Charlotte, NC-based Jones Act carrier Horizon Lines announced Monday that it has finalized an agreement with former parent-firm CSX Corporation to reduce the carrier's charter payments on three vessels being leased from CSX.
Under the terms of the deal, the embattled carrier's charter hire expense on the three vessels has been reduced by $3 million per year, retroactive to January 2011, and carrying through the January 2015 expiration of the charter. The agreement, according to Horizon, will represents a total savings of $12 million for the carrier over the remaining life of the charter.
The three chartered vessels, the Horizon Anchorage, Horizon Tacoma, and Horizon Kodiak, serve in the Alaska tradelane and were built in 1987.

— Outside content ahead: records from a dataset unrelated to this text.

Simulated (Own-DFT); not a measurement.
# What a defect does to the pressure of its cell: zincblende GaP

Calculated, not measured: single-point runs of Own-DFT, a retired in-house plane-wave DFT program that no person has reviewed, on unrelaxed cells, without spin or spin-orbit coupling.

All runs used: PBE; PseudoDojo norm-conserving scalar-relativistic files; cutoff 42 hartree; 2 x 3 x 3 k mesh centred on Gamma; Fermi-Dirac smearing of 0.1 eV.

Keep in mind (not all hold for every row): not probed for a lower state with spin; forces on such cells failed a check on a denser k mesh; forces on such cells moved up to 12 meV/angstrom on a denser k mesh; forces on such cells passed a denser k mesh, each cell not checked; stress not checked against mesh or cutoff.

"We greatly appreciate the willingness of CSX to provide meaningful financial assistance as we work to refinance our debt and position Horizon Lines for long-term success," Horizon Executive VP and CFO Michael Avara said in a statement. "As our former parent company, CSX remains a valued and very important business partner."
The reduction in charter hire expense of $3 million achieved this year under the agreement was previously included in the carrier's estimated 2011 cost-savings projections of $18 million or greater.
A May 21 default by the carrier under a convertible note indenture was staved off when a federal court agreed last week to reduce Horizon's fine related to a rate and surcharge fixing conspiracy involving maritime cargo handling over a six-year period. The court agreed to reduce the carrier's fine from $45 million to $15 million.